Clause 3: The electors meet in their states and vote for two people. At least one person for whom they vote cannot live in that elector’s state. The Electors will make a list of all the people they voted for, and how many votes each person got. Then they sign and certify the list, and send it to the President of the Senate in the seat of the United States Government (in Washington, D.C.). The President of the Senate opens all the States’ certificates in front of the Representatives and Senators, and then the votes are counted. The person with the majority of electors’ votes will be the President. If more than one person has the same number of electors’ votes, the Representatives will immediately choose one of them by a vote. If nobody has a majority, then the Representatives will choose a President from among the five people who got the most electors’ votes. But if the Representatives have to choose a President like this, the vote will be taken by States, and each state has only one vote. At least two-thirds of the Representatives must be present to choose a President like this. If the President has to be chosen like this, the person with the next most electors’ votes will be the Vice President. If there is a tie, the Senators vote for the Vice President. [The 12th Amendment and the 23rd Amendment changed this process]

 

 

Clause 4: Congress picks the time of choosing of electors, and the day they vote. It will be the same day in all States.
Clause 5: The President must be born a United States citizen, be 35 years old, and have lived in the United States for 14 years.
Clause 6: If the President dies, leaves office, is kicked out of office, or is unable to do the job — the duties of President fall to the Vice President. Congress will decide how to handle things if the President or Vice President dies, leaves office, gets kicked out of office, or is unable to do their jobs. Congress will figure out which officer will act as President if the elected President or Vice President is unable to do their job, until the elected President or Vice President can do their job again, or until another President is elected. [This got more specific with the 25th Amendment]

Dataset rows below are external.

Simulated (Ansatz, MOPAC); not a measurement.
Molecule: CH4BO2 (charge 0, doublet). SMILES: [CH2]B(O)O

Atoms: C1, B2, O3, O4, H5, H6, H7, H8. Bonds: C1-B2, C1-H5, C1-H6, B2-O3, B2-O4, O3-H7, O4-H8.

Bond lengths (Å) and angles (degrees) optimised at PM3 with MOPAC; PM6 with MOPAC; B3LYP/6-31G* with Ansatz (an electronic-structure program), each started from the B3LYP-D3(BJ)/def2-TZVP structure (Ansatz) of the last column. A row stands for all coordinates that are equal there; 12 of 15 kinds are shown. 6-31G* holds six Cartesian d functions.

Clause 7: The President will get paid for serving as President, and the pay cannot go up or down while that person serves as President. The President cannot get paid anything but salary from the United States while President. The President cannot get money from any State.

Clause 8: When the President takes office, this is the oath: “1 do solemnly swear (or affirm) that I will faithfully execute the Office of President of the United States, and will to the best of my ability, preserve, protect, and defend the Constitution of the United States.”

SECTION 2:
Clause 1: The President is the Commander-in-Chief, in charge of the Army, Navy and all the armed forces of the United States. The President is also in charge of the National Guard of the States if the Guard is working for the United States. The President may get the officers of the executive departments to write down their ideas about anything of which they are in charge. The President can pardon people for crimes against the United States, except when those people get impeached by the House of Representatives and found guilty by the Senate.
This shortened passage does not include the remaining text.